Synchronicity: These examples of stupid both involve Italians. In one case, a very smart Italian got stupidated by some “see something, say something” moron. In the second case, a very creative but perhaps not-so-smart Roman architect got outsmarted and doesn’t like it.
1. Math + dark hair + airplane equals terrorism
2. Carl-Bear Bussjaeger would like to remind that spluttering Roman architect of the Streisand effect.

Proof that architects today use cad, nothing has weight or external effects.
Venturella must have been drunk when he thought that one up.
(He’s an excellent example, BTW, of my belief that the human mind is both the best and the worst that evolution has to offer.)

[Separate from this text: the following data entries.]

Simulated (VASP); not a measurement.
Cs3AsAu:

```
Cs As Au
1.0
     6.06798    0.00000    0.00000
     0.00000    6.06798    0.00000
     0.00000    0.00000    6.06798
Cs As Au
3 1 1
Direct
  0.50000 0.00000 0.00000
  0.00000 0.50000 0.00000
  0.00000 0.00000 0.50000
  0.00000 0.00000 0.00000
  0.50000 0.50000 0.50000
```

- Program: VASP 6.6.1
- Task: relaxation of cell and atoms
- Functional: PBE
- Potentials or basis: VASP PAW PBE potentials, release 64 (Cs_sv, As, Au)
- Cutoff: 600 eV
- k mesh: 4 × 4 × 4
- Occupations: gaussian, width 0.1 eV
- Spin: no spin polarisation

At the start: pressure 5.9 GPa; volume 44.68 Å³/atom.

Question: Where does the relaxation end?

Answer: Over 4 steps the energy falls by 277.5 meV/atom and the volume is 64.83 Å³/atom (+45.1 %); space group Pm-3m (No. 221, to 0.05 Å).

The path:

That Something she’d seen had been her seatmate’s cryptic notes, scrawled in a script she didn’t recognize. Maybe it was code, or some foreign lettering, possibly the details of a plot to destroy the dozens of innocent lives aboard American Airlines Flight 3950.
Even if you discount the “foreign” math angle I seriously doubt any “terrorist” ever would be sitting, waiting to taxi, and writing “I’m going to hijack this plane” anywhere someone could see. Once he’s aboard, it’s a bit late to be making notes.
Now I have to forward the link to my son-in-law, who fits the economist’s description. Although he would be working out a recipe, not a math equation.
Venturella’s global cooling skyscraper may be unbuildable, but it’s still a hugely better idea than taxing CO2 emissions.
They’ll need the CO2 tax revenues just to fund the R&D for the unobtainium construction materials.
Long before the “terrorism” thing, I got questioned by the authorite’ when they spotted cryptic runes on a sheet of paper I was using. It took a while, what with their narrow mindset, for me to explain that these were logic diagrams and schematics for a computer I was designing. No, you can’t fix stupid. But you can enjoy the entertainment value.